This is the U.S. border with Mexico.
It's ground zero of what President Trump has called a crisis that can only be solved by a border wall.
To get a picture of what it's actually like here and whether there really is a crisis, Newsy visited two small towns along the border — one on the Mexican side and one on the U.S. side. While there, we learned that many people in both cities are skeptical of how effective and cost-efficient a wall would be.
"I'm against it. I'm against it. Not because I don't love my country, because a lot of people mix it up with me not being patriotic or not being American. But I just don't think we need the wall. I think it's a waste of money."
This is Adriana Zizumbo. She and her husband own the Borderland Cafe, a local restaurant in Columbus. She's against the wall, partly because she thinks the money could go elsewhere. It's a sentiment that's shared with a quite a few of the residents.
Cross the border into Mexico and you'll hear pretty much the same thing. Sergio Romero owns The Pink Store with his wife — it's one of Palomas' main tourist attractions.
"Right here is working fine. What I hear is that there's more of a problem on the American sides because the people who work in the federal offices are working for free. And the illegals are still crossing, here, Juarez, Laredo — they never stop it. They're never going to stop the people from crossing. We have this wall for more than 10 years. The bigger they do the wall, the bigger we do the ladder."
The mayor of Palomas, Ramon Rodriguez Prieto, suggested investing the money in public works rather than a wall.
"I think it's something illogical. Instead of creating walls, it's better to create more schools, parks, industry, technology — everything. I don't know. More things."
Along most of the border in this area of southern New Mexico, there is a barrier. just not a wall. It's meant to stop vehicles rather than impede foot traffic. The U.S. Customs and Border Protection says walls can be effective, and would add around 9 miles in this part of the border if it receives the more than $5 billion in funding President Trump wants to give it. Some of the folks who live on the border, like James Johnson, actually want a wall.
"It's working in this area. But this is… . We have at least a vehicle barrier, it's not the fix-all for it. I can stand here and straddle this. It's not going to stop anybody that's going to come on foot or wear a backpack."
Johnson's family has lived and worked in southern New Mexico for more than 100 years. He's seen the numbers of folks crossing the border ebb and flow over time, and while the numbers aren't nearly as high as they used to be, he thinks that could still change.
"To say we're not in a crisis. … It's not a crisis of epic proportions immediately, but we have a very open border that are very porous. So in the areas of the border where it is a crisis, if they rectify it there, who's to say it won't become our crisis?"

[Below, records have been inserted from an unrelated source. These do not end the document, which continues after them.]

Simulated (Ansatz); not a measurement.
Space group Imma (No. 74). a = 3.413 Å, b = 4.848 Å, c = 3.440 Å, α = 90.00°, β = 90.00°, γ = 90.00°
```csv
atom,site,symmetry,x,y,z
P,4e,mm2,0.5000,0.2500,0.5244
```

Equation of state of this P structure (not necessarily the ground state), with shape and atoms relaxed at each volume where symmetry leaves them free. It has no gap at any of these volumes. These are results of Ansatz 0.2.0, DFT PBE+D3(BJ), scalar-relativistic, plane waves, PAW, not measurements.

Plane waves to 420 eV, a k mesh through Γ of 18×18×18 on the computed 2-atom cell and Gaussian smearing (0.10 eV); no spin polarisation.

Still, for folks in Columbus, building an actual wall just doesn't seem necessary.
"We haven't been in a crisis. I think the last time anything happened here in Columbus was when Pancho Villa raided. Well, I would like to see the other types of solutions than the wall. You know, you hear about the wall … What else can we do other than the wall? Would it be more technology? Employee more officers? … I would like to see the other stuff. You know, instead of the wall, what other options do we have?"